Today is Monday, 30 January 2012, and we’re at our penultimate day of this trip and I’m barely at Honduras in terms of trying to share impressions! And that was last week. One indication of why this writing is taking so long is that when I started this last night, I managed the title before I decided to turn out the light and go to sleep. It was only a few minutes after 8pm. I slept until 5am but I feel like I could crawl right back into bed and fall asleep instantly again.
We got up disgustingly early to catch the plane to Honduras via Guatemala City last Wednesday, 25 January, and at the end of Friday, left for the airport and Guatemala City for the last four days of the trip. We met Rigoberta Menchu Tum in Guatemala City on our way to Honduras and we were to spend the rest of the delegation together. As many know already, almost as soon as we got to our hotel she had to turn around and leave because her beloved sister died. To call it a shock is an understatement.

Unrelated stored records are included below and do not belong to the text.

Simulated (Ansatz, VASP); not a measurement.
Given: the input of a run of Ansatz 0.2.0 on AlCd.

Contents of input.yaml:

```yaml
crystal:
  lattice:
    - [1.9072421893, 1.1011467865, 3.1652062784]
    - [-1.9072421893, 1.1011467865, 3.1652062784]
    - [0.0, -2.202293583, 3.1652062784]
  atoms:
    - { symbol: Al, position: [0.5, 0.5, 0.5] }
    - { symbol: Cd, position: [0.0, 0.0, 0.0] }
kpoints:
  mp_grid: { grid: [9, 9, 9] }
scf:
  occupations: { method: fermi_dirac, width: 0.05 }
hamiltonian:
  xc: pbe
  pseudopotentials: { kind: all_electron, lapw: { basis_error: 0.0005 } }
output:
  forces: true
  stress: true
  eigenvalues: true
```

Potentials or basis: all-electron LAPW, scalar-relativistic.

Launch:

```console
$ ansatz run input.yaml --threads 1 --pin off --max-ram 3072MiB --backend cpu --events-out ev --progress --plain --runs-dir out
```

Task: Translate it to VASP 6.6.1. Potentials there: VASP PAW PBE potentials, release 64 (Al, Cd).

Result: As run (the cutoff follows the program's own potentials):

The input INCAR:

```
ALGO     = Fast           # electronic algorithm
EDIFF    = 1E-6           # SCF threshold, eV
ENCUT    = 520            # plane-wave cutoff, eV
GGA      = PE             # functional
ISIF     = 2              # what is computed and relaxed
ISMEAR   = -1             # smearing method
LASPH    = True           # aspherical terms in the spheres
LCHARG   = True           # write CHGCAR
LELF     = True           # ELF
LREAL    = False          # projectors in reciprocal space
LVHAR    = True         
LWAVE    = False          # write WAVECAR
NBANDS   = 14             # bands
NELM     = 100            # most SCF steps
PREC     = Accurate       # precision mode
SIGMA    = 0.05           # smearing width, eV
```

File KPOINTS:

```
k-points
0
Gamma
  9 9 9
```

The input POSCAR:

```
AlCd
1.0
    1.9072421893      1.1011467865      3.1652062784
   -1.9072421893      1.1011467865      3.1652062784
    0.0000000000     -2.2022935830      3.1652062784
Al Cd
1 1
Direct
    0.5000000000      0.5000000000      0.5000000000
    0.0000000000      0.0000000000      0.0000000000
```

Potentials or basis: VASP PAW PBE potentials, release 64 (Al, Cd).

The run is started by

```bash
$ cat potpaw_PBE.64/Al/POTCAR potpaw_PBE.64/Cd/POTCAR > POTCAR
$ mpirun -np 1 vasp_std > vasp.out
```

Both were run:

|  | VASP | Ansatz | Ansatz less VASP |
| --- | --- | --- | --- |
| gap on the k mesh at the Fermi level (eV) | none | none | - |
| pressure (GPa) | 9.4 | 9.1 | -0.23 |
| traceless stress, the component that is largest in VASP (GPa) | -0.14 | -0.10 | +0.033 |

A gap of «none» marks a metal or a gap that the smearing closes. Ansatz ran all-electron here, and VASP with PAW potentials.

The rest of us went to join an event at a plaza downtown celebrating Women’s Day in Honduras. Even though the women’s organizations had a permit, when they first arrived in the morning, there were police all around the plaza and they weren’t allowed to enter. Finally at mid-day they were allowed into the plaza. So our very first activity in Honduras had been a scene of harassment and intimidation that very morning as the Honduran government continues its attacks on freedom of expression in various forms in the country.
As in Mexico, we listened to the testimony of women from various parts of the country as they talked about the situation of women here:
“We are trying to defend ourselves and our environment and our cultures against businesses that are affecting indigenous communities. We are struggling against new legislation to favor mining interests, hydroelectric projects and tourism projects. We are threatened by a process of militarization and the arrival of private security firms. The level of impunity is total.”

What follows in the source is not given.